What Does Balance Mean?

May 31, 2017

While this is primarily aimed at Dungeons and Dragons, especially my focuses on my rewrite, a lot of what I’m going to say here applies to other games as well. Well, board and card games. Balance is a much more complex issue when you get into anything with visuals and dexterity-based mechanics. The principles are basically the same in video games and dexterity games (like those weird games that came out in the 90s that involve catching butterfly toys or tapping out fake ice cubes from a plastic frame) but there are far more variables and more assumptions that have to be made during design.

So, anyway, what is balance? And why does it matter?

Balance is, simply, ensuring that everyone knows what they are capable of on a turn, that they know what their actions will accomplish, and that they have a valid option to participate in the game on every turn. This does not mean that a player has to announce their actions, nor does it mean that every turn needs to be exactly the same. What it means is that every action starts from a place of open information and the potential of important participation. A failure of balance could be a player’s options being far, far more powerful than anyone elses’, but it could also be a player that has “already lost” and their only option is becoming kingmaker for another player by attacking or undermining others in the game.

Now, not every game needs to be balanced. There are ways to have fun when not everyone is trying for the same goal. Asymetric goals can make very interesting play spaces, like Raid decks from the old World of Warcraft card game or “hide and seek” games like Scotland Yard, but part of the “balance” in these games is everyone agreeing at the beginning of the game that certain players will have certain abilities that are balanced on the outside of the game (or through core mechanics) that allow everyone to still have a realistic way to reach their goals.

There’s a lot of concepts I’ve stuck  in there, though, that we should break down; goals, mechanics, and actions.

Goals are outlined in the rules; get to 10 souls, be the only surviving player, have the most victory points, conquer Japan, etc. Goals are a necessary part of every game and are the thread that creates the story told by the mechanics of the game. The goals should be clear and understandable before even starting the game, and a player’s goal should be something they can see how to accomplish within the game from the very beginning. Even if there’s information that will be revealed later, like a Traitor or additions to the play space (like revealing places on the board or “global” affecting cards).

Mechanics are the essential rules of the game, all of them including those printed on cards or implemented by players. If goals are the plot of a game’s play, then mechanics are the words the game’s story is written in. Mechanics have one important design rules above all others – legibility. All mechanics should be written in their most simple, most clear forms so that anyone reading them can understand how they work and how they interact with the rest of the game world. For balance, it’s important that each mechanic makes sense for their position in the game’s play space, and that each mechanic has a meaningful effect on the game. While “you may pick up your token or piece then place it back down where it was” is a balanced mechanic, it’s a pointless mechanic that does not do anything meaningful (in most games, I’m sure anyone could come up with a game where that would matter).

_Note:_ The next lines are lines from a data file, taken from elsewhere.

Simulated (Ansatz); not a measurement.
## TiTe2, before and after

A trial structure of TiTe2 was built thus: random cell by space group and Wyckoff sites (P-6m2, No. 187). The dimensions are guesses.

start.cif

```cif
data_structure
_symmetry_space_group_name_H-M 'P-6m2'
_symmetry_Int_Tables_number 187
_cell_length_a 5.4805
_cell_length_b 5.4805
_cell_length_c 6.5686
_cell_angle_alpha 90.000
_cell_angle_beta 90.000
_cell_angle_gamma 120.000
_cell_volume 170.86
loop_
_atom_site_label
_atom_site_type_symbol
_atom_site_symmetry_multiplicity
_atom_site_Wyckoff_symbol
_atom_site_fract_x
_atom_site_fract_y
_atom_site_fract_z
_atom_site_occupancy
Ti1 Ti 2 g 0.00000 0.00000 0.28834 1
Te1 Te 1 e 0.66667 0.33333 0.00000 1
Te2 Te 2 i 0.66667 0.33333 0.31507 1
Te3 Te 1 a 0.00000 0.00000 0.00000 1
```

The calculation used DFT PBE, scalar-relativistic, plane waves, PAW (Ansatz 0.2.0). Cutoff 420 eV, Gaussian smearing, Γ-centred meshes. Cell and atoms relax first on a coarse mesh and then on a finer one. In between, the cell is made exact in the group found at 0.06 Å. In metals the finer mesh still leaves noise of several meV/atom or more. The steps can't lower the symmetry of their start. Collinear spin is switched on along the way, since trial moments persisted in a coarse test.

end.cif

Actions are basically whatever a player is allowed to do on their turn. These may be exclusive (you may buy OR build OR fight) or they may be in order (you must draw, then you play stage 1 cards, then play stage 2 cards, then discard) but they should always make sense. When a player’s turn starts, no matter how many times they’ve played this game they should know what they can do, what those actions will do to the game space on the whole, and how effective those actions might be. The game doesn’t need to force a player to only take “correct” actions, but the “correct” actions should be clear based on their available information and the rules and mechanics that they learned at the beginning of the game. Hiding “good” plays behind poorly written rules, counter-intuitive mechanics, or overly-complex interactions is generally bad design – these games aren’t fun to play until you’ve played them enough. Some games don’t need to be fun but, generally, we’re going for something fun. The whole idea of balance is different if you’re making a game for instruction or empathy, as the very goal of the mechanics is different than a standard game.

Balance is taking these things together and creating a game that never punishes a player for something out of their control and never mystifies a player with things that are difficult to understand. A well balanced game ensures that everyone has the chance to have fun, whether it’s their first game or their last.